St. Theresa of Jesus is widely credited for having said, "More tears are shed over answered prayers than unanswered prayers," a biblical wisdom that resurfaced in actor Philip Seymour Hoffman's marvelous portrayal of Truman Capote in the film Capote, which chronicles his narcissistic relationship with convicted killer Perry Smith. Despite outwardly befriending Smith, Capote is said to have secretly yearned for his April 1965 execution so he could write the final chapter of In Cold Blood, his 1966 best seller.
I suspect some environmentalists now regret their wishes come true, just as a guilt-ridden Capote did following Smith's hanging, which he witnessed. Make no mistake: eastern Oregon's timber industry is now on death watch. And as its execution draws near, the public's options for rescuing the Blue Mountains from their own death chamber also die, because minus the myriad product markets that techno- logically advanced loggers and sawmillers provide, desperately needed thinning is not feasible-and publicly reviled wildfire is inevitable.

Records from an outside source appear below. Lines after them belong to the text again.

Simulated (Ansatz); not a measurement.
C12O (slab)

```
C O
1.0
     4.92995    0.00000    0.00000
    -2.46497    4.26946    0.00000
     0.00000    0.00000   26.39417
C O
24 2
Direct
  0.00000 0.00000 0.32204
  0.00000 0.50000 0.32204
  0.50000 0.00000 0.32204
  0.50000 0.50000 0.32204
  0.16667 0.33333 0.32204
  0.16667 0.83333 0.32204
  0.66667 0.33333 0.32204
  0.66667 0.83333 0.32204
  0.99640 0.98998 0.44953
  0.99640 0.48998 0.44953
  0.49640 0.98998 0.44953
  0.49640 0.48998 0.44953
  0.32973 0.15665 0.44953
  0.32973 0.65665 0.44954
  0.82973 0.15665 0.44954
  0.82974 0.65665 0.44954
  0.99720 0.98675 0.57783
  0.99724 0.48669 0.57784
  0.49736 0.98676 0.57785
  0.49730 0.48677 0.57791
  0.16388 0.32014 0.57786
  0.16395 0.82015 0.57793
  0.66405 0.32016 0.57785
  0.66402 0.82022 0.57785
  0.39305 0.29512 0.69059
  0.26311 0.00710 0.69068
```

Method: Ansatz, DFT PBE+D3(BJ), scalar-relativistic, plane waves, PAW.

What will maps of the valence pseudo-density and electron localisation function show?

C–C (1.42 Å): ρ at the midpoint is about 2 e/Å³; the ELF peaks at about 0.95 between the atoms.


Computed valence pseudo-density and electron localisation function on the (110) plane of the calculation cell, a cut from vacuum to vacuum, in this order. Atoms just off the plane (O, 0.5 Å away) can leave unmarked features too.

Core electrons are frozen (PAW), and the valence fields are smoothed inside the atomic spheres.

To see what will happen next in eastern Oregon, look at what is already happening in northern Arizona and New Mexico. Federal forests in both states have been devastated by catastrophic wildfire in recent years. But because there is no wood processing infrastructure left in the Southwest, neither state possesses the structural nor financial means to mediate their forest health problems. And until the Congress decides to stop paying environmental groups to sue the socks off the Forest Service and the Bureau of Land Management, there is zero chance that new infrastructure investments will be made in the region, despite quite valiant Forest Service efforts to recruit wood processing businesses.
Many environmentalists know this, and are worrying aloud on their own websites about the loss of credibility they are suffering as urban support for thinning in at risk forests tops 80% nationally. While we applaud their more conciliatory voices, environmentalists have no way of controlling their own radical fringes. The same holds true of the Forest Service's seeming inability to motivate some of its troops: to wit, the refusal to harvest trees more than 21 inches in diameter in eastern Oregon for ecological purposes, despite written authorization from Regional Forester,
Linda Goodman.
Essayist Dave Skinner says it all in his last sentence. "Time's up folks: choose now and choose wisely, or your grandkids will regret it for a long time to come."